The Fastest VM Bytecode Interpreter

Groxx · on Nov 21, 2010

Oh come on.

  gcc simvm.c
  time ./a.out
  857419840

  real	0m0.374s
  user	0m0.359s
  sys	0m0.003s

meanwhile:

  gcc -O3 simvm.c -o fast.out
  time ./fast.out 
  857419840
  
  real	0m0.006s
  user	0m0.001s
  sys	0m0.003s

Comparing optimized compiled code against unoptimized compiled code is worthless. .NET does some optimizations as it runs, and JITs, your standard `gcc` does very few.

/me goes to comment on the blog.

edit: bah! Foiled!

>Hmmm, your comment seems a bit spammy. We're not real big on spam around here.

Please go back and try again.

edit2: holy cow, that spam filter hates me. I can't get anything to post...

FooBarWidget · on Nov 21, 2010

-O3 is too smart, it optimizes away the loop and transforms the code into printf(the_result).

Groxx · on Nov 21, 2010

Hah, nice. Didn't check the resulting code. Know what the other optimization levels do? I'm don't really know x86 assembler.

I do still side with the optimization though, in that the .NET-VM could do this as well. The loop is pretty simple, and can be optimized away. Why shouldn't it?
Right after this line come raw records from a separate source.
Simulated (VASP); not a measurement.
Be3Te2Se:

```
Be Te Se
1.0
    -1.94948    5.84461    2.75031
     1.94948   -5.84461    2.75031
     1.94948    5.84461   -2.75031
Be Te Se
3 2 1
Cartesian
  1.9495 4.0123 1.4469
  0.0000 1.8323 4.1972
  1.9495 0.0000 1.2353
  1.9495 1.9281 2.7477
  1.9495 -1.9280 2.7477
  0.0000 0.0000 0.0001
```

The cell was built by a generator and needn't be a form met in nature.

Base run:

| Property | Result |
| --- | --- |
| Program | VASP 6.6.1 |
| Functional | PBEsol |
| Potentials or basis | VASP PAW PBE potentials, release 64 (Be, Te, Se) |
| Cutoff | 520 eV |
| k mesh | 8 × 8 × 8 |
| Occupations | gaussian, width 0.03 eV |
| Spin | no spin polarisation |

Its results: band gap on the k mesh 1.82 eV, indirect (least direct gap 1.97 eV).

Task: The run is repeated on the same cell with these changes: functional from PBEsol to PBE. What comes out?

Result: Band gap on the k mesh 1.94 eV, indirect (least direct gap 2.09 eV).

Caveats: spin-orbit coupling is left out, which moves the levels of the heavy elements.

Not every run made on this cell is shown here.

bad_user · on Nov 22, 2010

Your answer received lots of votes for what are basically assumptions.

The author of the article updated his post for -O3 by using a volatile variable for the for-loop test, which makes the compiler not optimize away the loop.

For .NET you can look at the generated assembly, and if it does optimize away the loop you can use the same trick.

No reasons for guessing. We are software engineers after all.

JoachimSchipper · on Nov 22, 2010

"volatile" forces the C compiler to issue load and store instructions for each access (although real-world C compilers are notoriously buggy here), so it makes the loop much slower. That's not a fair comparison.

jemfinch · on Nov 22, 2010

He wasn't trying to write something faster than C, he was just establishing a good baseline. He makes that clear in the article when he specifically addresses the fact that compiling with optimizations removes the loops.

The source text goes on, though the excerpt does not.